Wednesday, February 27, 2008

Whooooo... R... U...?


Bluish, originally uploaded by Blue I'x.

Ever since I was a little kid, I've had people tell me I'm old for my age. As a kid a got along better with adults than other kids, and in my 'adult' life, my closest friends tend to be 5-10 years older than me. I have been praised for my "mature" decisions, my smart, practical, choices.

I was so eager to grow up, to be in the same place as all my favorite people were. Career. House. Responsibilities. I've been working for the same company since I was 20, and bought my house at 23.

It seems, on the surface, that I'm reasonably good at deciding what I want, working hard, and reaching my goals.

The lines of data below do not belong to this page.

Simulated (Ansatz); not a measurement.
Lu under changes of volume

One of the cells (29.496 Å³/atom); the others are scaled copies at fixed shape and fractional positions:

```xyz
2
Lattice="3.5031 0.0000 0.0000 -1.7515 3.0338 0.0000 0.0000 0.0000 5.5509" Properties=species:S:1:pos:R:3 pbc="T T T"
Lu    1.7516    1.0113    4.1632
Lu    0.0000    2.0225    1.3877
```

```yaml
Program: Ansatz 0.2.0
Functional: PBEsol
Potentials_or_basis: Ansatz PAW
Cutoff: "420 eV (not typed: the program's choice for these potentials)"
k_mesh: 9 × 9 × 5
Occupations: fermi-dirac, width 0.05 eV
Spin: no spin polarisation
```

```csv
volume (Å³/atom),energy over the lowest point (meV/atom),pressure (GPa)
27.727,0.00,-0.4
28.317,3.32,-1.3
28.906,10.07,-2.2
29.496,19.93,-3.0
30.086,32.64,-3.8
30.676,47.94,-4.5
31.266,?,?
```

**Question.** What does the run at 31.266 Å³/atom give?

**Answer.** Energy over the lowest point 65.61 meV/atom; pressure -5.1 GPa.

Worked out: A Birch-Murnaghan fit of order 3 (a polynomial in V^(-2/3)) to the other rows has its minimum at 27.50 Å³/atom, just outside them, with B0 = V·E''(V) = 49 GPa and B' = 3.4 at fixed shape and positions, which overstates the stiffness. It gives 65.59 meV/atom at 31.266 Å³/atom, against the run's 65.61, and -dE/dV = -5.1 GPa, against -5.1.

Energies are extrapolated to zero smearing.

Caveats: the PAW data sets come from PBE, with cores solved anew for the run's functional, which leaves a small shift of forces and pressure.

So why, then, does it seem that I've gone wrong somewhere? I understand that in terms of finances and security I've done well for myself. I understand that it's rare for someone my age to be well into my mortgage. I understand that I make good money for someone with my lack of a post-secondary education. I understand that from the outside, it looks like I must have everything I could want.

But what about creativity? What about self-expression? What about beauty? What about art? These are things that I can be passionate about. These are things that I can feel beneath the surface of my skin. But that's just it... I keep them hidden, because from 8-5, I'm practical and mature and an expert on oil and gas pipeline regulations. Not an artist. Not creative or expressive or talented.

When I was growing up, I always wanted to be a teacher. For so many reasons. The creativity it would require. The joy and the challenge of helping kids grow and learn and develop into intelligent, free-thinking adults. The idea that the most important part of anyone's life is arguably their school-years, and the idea that I could help and encourage them along the rough patches, and watch them excell through the smooth ones. I had (and still do) such an intense respect for teachers. Knowing what a HUGE difference some of them made in my life, and wishing I could "pay it forward".

The union idea always bothered me. The fact that the good teachers don't get rewarded, and the bad ones don't get penalized. I've always known that the world would be a better place if good teachers were rewarded and bad ones fired. Bring in some competition. Some motivation, after the sparkle of "helping the kids" wears off. For many years, my plan of teaching included working my way up to a place of power within the union, in order to dissmantle it from the inside. Ha.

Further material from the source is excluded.